Sea ice breaking up in spring, near Kulusuk, Greenland. Credit: steve_is_on_holiday/E+/Getty Images.
SEA ICE
13 March 2017 16:04

Humans causing up to two-thirds of Arctic summer sea ice loss, study confirms

Roz Pidcock

Roz Pidcock

03.13.17
Roz Pidcock

Roz Pidcock

13.03.2017 | 4:04pm
Sea iceHumans causing up to two-thirds of Arctic summer sea ice loss, study confirms

Rising greenhouse gas emissions are responsible for at least half, possibly up to two-thirds, of the drop in summer sea ice in the Arctic since the late 1970s, according to new research. The remaining contribution is the result of natural fluctuations, say the authors.

The paper, published today in Nature Climate Change, confirms previous studies which show how random variations in the climate have acted to enhance ice loss caused by rising CO2.

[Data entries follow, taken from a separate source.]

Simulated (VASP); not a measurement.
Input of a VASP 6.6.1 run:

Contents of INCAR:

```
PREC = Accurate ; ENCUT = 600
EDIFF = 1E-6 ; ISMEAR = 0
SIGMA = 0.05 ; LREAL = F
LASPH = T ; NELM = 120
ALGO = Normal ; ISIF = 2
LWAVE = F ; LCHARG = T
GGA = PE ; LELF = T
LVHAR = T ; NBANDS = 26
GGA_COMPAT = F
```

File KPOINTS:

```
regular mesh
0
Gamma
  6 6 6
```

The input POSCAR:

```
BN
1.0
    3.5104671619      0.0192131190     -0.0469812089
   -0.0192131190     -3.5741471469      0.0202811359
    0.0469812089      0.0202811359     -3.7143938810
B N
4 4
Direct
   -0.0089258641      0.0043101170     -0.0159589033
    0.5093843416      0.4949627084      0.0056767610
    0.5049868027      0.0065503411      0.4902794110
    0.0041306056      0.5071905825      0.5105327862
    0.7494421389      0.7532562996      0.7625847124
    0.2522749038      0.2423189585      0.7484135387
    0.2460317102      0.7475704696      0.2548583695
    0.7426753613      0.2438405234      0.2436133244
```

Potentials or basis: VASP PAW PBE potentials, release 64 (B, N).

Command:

Importantly, the authors state clearly in the paper that their work does not absolve human activity as a driver of Arctic sea ice loss. A News and Views article that accompanies the paper, by Dr Neil Swart from Environment and Climate Change Canada, adds:

“The results of Ding et al. do not call into question whether human-induced warming has led to Arctic sea-ice decline — a wide range of evidence shows that it has.”

Shifting patterns

With temperatures rising at more than twice the speed of the rest of the globe, the Arctic is the fastest warming place on Earth.

Arctic sea ice extent is declining in every season, but particularly quickly in September, when the ice reaches its lowest extent for the year. Since the beginning of the satellite record in 1979, Arctic sea ice cover in September has decreased by around 13% per decade.

Average Arctic sea ice extent for the month of September between 1979 and 2016. Black line shows annual data, and blue line shows the long-term trend. Credit: NSIDC

Average Arctic sea ice extent for the month of September between 1979 and 2016. Black line shows annual data, and blue line shows the long-term trend. Credit: NSIDC

Scientists know the shrinking of Arctic sea ice is, in part, down to greenhouse gases warming the atmosphere and ocean. Today’s study suggests natural factors may have contributed between 30-50% of the decline since 1979, by changing the way air circulates in the Arctic region.

The authors point to stronger summer circulation over Greenland and the Arctic Ocean in areas where sea ice loss in September is highest. The Beaufort, Chukchi and East Siberian Seas have together experienced an average decline of more than 10% per decade, the paper notes.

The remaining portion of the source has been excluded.